Here’s a look at the good and the bad:


• Penn State clamped down on Thorne in the second half after spending the second quarter on its heels. The Nittany Lions held Michigan State to 149 yards and three points in the game’s final 30 minutes. They made a couple of pivotal red zone stands, forcing the Spartans to settle for a field goal after they had earned a first down at the 4-yard line, then keeping them out of the end zone late in the fourth quarter while protecting a 15-point lead.

The first of those two stands came at a key point in the game, as Penn State had cut Michigan State’s lead to three points early in the second half and didn’t want to see its deficit balloon back up to 10.

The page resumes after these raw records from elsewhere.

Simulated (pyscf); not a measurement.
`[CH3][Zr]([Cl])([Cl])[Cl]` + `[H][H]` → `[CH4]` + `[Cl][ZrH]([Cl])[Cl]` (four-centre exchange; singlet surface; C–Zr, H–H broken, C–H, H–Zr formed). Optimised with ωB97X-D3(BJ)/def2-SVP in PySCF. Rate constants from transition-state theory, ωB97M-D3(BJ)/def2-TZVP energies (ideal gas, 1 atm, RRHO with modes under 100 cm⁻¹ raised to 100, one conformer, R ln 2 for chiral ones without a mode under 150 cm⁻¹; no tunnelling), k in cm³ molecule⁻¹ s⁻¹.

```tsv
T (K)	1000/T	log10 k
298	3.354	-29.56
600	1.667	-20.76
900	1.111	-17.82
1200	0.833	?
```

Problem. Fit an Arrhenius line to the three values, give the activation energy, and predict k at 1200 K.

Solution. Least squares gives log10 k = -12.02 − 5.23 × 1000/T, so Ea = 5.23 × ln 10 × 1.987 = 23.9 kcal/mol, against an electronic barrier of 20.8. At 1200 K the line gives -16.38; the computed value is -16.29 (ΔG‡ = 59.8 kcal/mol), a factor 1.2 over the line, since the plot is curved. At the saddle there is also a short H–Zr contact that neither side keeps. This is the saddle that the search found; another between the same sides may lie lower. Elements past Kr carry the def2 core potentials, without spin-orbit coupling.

“That was a huge drive right there, holding them to a field goal, and then our offense being able to do some things,” Franklin said. “I think the game could have been different if they score [a touchdown] right there.”

Franklin said Penn State’s biggest problem in the first half was that it was giving up too many yards on first and second down. “They were always ahead of the sticks early in the game,” he said. “But we were able to get everyone calmed down and make some subtle adjustments and play better defensive football – gap sound, gap accountable – which was big.”

• Once again, the Nittany Lions made their quarterback rotation work. Backup Will Levis did his usual short-yardage thing, rushing for several key first downs and a 1-yard touchdown, and he also completed 3 of 3 passing attempts for 54 yards.

Starter Sean Clifford had 280 yards of total offense, with a pair of touchdown passes and a 31-yard scoring run. Neither he nor Levis threw an interception. That was crucial, as Michigan State’s defense boasts one of the nation’s premier ball hawks in cornerback Shakur Brown, who went into the weekend tied for the lead nationally with five interceptions.

“We’ve been saying for a while that we have two quarterbacks who we want to use,” Franklin said. “I’m glad that we threw [with] Will [in the game] today. I think we can do more of that. Obviously, we want to be more balanced with how we’re using Will, and we continue to talk about that. So I was glad to see that happen today, and we need to do more of it. I’ve been saying for weeks now that we’re going to use both of them in 2020, and we’ve got another game [in which to do that] once we figure out who we’re playing.”

• Once the Nittany Lions began targeting Dotson, he repeatedly came up big. The junior wideout finished with eight catches for 108 yards in addition to his game-changing punt return.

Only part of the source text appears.